With this in mind, Vengeance tries to strike a balance between its investigatory plotting and broader sociological inventorying—to frequently uneven effect. Perhaps surprisingly, it’s the former which suffers most. Crucially, the film’s big stabs at emotional payoff feel miscalculated, and slightly off-center.
Ben’s grappling with his preconceptions is well modulated and interwoven throughout—a strength of the film. But when he learns the truth about a crucial fact, it ignites an argument that quickly escalates and then unrealistically resolves, fueling a hurried final 20 minutes. To discuss the film’s ending, even fairly broadly, is to undercut a significant portion of what it wants to say. One element is utterly obvious, but the other is not, demanding a deeper unpacking of after-effect than is granted.
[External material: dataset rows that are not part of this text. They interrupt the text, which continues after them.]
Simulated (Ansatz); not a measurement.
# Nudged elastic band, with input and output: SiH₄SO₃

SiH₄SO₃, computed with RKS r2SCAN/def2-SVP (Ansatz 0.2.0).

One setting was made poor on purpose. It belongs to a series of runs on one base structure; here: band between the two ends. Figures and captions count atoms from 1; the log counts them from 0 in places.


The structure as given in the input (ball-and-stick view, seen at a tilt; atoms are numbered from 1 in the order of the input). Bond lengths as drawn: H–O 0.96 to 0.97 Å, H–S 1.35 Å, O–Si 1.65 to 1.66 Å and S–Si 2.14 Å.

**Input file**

The end result is something which isn’t so much lost in the edit (though Novak’s use of three editors would seem to possibly indicate some level of exploration here) as just mis-framed. Would Vengeance benefit from a massive rethinking, and a specific moment of action being pulled forward to the end of its second act? Does it need only five to 10 more minutes? Or is it simply an idea fundamentally best served by the extra breathing room a limited series would afford, crammed instead into the too-small confines of a feature film?
The answer to those questions is ultimately in the eye of the beholder. But the tonal balance Novak achieves throughout his film offsets this concluding dissatisfaction and brands other shortcomings interesting missteps rather than true failures. Only Murders In The Building, which uses a podcast’s production to also examine human connection and isolation, has of course tackled some of these same themes. But Vengeance does so with greater perspicacity, and more emotional weight and resonance. Even if not all of it works, it’s a film which showcases a satirist with a uniquely self-inquisitive eye, and an unsettled soul.